Skip to content

Warning

This is as a Lab Notebook which describes how to solve a specific problem at a specific time. Please keep this in mind as you read and use the content. Please pay close attention to the date, version information and other details.

Singularity Overlays (2022-09-24)

Singularity is a versatile tool to give researchers more flexibility installing software and running their workflows on the HPC. Most workflows don't need Singularity but it can be extremely helpful to solve certain weridly difficult problems. Some common examples for researchers using singularity on the HPC include:

  • Installing software that needs a special/different base operating system.
  • Installing software that requires administrator privileges (aka root, su and/or sudo).
  • Installing complex dependency trees (like python and R)
  • Using existing software inside a pre-built virtual machine.
  • Working with lots of tiny files on the HPC filesystems which are better designed for smaller numbers of big files.
  • Building workflows that can easily move between different resources.

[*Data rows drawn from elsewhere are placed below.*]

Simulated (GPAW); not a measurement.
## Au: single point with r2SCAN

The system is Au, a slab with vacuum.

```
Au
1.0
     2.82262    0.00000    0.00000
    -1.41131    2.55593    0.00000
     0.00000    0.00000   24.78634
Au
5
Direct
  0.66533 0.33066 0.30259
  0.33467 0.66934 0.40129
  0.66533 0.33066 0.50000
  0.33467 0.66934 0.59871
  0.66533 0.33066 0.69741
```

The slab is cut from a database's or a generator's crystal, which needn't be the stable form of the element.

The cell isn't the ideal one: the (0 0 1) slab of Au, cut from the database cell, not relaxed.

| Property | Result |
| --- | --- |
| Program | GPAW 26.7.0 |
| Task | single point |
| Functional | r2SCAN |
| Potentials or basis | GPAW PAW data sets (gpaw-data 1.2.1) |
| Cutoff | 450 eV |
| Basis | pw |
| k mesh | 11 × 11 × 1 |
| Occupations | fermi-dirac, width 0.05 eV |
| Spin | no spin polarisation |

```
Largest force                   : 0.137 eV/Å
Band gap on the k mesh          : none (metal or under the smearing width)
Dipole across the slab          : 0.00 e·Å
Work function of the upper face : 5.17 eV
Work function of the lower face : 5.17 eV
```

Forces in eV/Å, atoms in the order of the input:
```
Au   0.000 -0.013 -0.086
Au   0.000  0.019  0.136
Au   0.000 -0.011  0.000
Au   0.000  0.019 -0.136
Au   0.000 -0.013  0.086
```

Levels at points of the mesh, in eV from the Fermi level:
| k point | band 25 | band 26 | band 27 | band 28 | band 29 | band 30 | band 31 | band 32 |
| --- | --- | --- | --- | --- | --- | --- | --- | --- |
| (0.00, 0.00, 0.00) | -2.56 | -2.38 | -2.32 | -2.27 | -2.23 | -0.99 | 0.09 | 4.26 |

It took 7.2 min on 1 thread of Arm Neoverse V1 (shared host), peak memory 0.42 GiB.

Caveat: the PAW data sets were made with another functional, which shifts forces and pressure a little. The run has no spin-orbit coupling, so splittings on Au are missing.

NOTE This overview is specific to the High Performance Computing Center (HPCC) at Michigan State University (MSU). For a complete tutorial see the Singularity documentation. This overview assumes that you have an HPCC account and know how to navigate to and use a development node.

The remainder of this overview will walk you through the first steps in using Singularity. However, if you want to skip the details just try running the following three powertools commands. The first two will create a read/writable overlay and install miniforge. The third one will start this overlay inside a CentOS singularity image. You will only need to run the first two commands once to build the overlay file (with conda), then you can just use the third command anytime you want to start the overlay:

1
2
3
overlay_build
overlay_install_conda
overlay_start

To exit singularity just type exit.

Step 1: Get a singularity image

As a starting point we need a singularity image, also known as a container or virtual machine. You can think of a singularity image as a "software hard drive" that contains an entire operating system in a file. There are three main ways to get these images:

  1. Use one of the Singularity images already on the HPCC.
  2. Download an image form one of the many online libraries.
  3. Build your own image.

If you don't know which one of the above to use, I recommend that you pick number 1 and just use the singularity image we already have on the system.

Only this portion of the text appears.